Let’s see what happens for the example above. Suppose th1 stored data = 42 at timestamp 10, and flag = 1 at timestamp 5, as described in the timeline below. At the time of writing flag = 1, the thread th1’s view is [data@10, flag@5], and this view is annotated in the message flag@5 because of the Release ordering. When th2 reads flag = 1, its view becomes [data@10, flag@5] thanks to the Acquire ordering, forcing the later load from data to read 42 (or a message written in a later timestamp).

              [data=42@10]
data ---------+-----------

         [flag=1@5, view=[data@10, flag@5]]
flag ----+---------------------------------

Example: Spinlock

This positive piggybacking synchronization pattern is used to implement a spinlock, which provides mutual exclusion (mutex) among the critical sections (or code regions) in multiple threads. By “mutual exclusion” I mean (1) there is a total order over critical sections; and (2) the view at the end of a critical section should be acknowledged at the beginning of a later critical section. (For experts: it is different from the conventional requirement that a critical section happens before a later one.)

The following is an implementation of spinlock. Function new() creates a new spinlock, lock() marks the beginning of a critical section, and unlock() marks the end of it:

struct Spinlock {
    lock: AtomicUsize,
}

impl Spinlock {
    fn new() -> Spinlock {
        Spinlock { lock: 0, }
    }

    fn lock(&self) {
        while (self.lock.compare_and_swap(0, 1, Acquire) != 0) {}
    }

    fn unlock(&self) {
        self.lock.store(0, Release);
    }
}

A spinlock consists of an integer (AtomicUsize) variable lock, which represents whether it is locked by a critical section or not. As described in the timeline below, if its last value w.r.t. the coherence order is 0, it is not locked; if it is 1, it is locked:

[UNLOCKED]
     (init) (lock)-(unlock)
     [0]    [1]    [0]
lock +!!!!!!+------+-------

[LOCKED]
     (init) (lock)-(unlock)   (lock)
     [0]    [1]    [0]        [1]
lock +!!!!!!+------+!!!!!!!!!!+-----

[UNLOCKED, again]
     (init) (lock)-(unlock)   (lock)----(unlock)
     [0]    [1]    [0]        [1]       [0]
lock +!!!!!!+------+!!!!!!!!!!+---------+-------

The new() function initializes a spinlock by assigning 0 to the internal lock variable, meaning that it is not locked at the beginning.
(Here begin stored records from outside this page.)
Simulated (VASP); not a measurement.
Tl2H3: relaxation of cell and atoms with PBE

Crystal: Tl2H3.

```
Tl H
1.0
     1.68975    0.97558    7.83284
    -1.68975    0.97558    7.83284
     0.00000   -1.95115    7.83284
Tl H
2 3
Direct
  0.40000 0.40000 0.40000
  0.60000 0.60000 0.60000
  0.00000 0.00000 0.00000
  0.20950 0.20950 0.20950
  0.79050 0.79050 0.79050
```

The lock() function spins until successfully updating the variable from 0 to 1. In order to guarantee that only one thread can update a variable from 0 to 1, the compare_and_swap() function resolves the race over the lock variable. In order for a thread to win the race and enter a critical section, the thread should be able to read the old value (0 in this case) and then subsequently write a new value (1 in this case), with no existing messages between the old and the new value. If it is the case, the timestamps between the old and the new value are marked as unusable in the future (represented as ! in the timeline), and the old value is returned. For example, a successful lock() may change the memory from [UNLOCKED] to [LOCKED] in the above timeline. Thanks to the exclusive nature of compare_and_swap() (and the invariant that the neighbor of only the last message is not marked as unusable), at any time, only one thread can successfully update the lock variable. If a thread loses the race, compare_and_swap() returns a value in the memory just like load(), letting the lock() function try again.

The unlock() function simply stores 0 to the lock variable. For example, unlock() may change the memory from [LOCKED] to [UNLOCKED, again].

Now let’s see how the above implementation guarantees mutual exclusion. First, the view at the end of a critical section is annotated in the lock variable thanks to the Release ordering of unlock()’s store to the lock variable. Then the annotated view is acknowledged at the beginning of the next critical section due to the Acquire ordering of lock()’s compare_and_swap(). This (positive) piggybacking synchronization on the lock variable transitively sends the view of a critical section to later ones.

Variations

There are other kinds of piggybacking synchronization than Release-Acquire synchronization. In theory, you can think of the following dimensions of variation:

  • The bridge of piggybacking. In Release-Acquire synchronization, a Release-write to the piggybacking address (flag in the example) and an Acquire-read from the address form a “bridge” of piggybacking. We may call this WR (write-read) bridge. You can imagine RRc (read-read via coherence) bridge, whose two reads from the piggybacking address are ordered by the coherence order; RWc bridge of a read and a coherence-later write to the piggybacking address; WRc bridge; and WWc bridge. (For experts: you may call C/C++ release sequence “(WR)* bridge” (“*” means the Kleene Star).)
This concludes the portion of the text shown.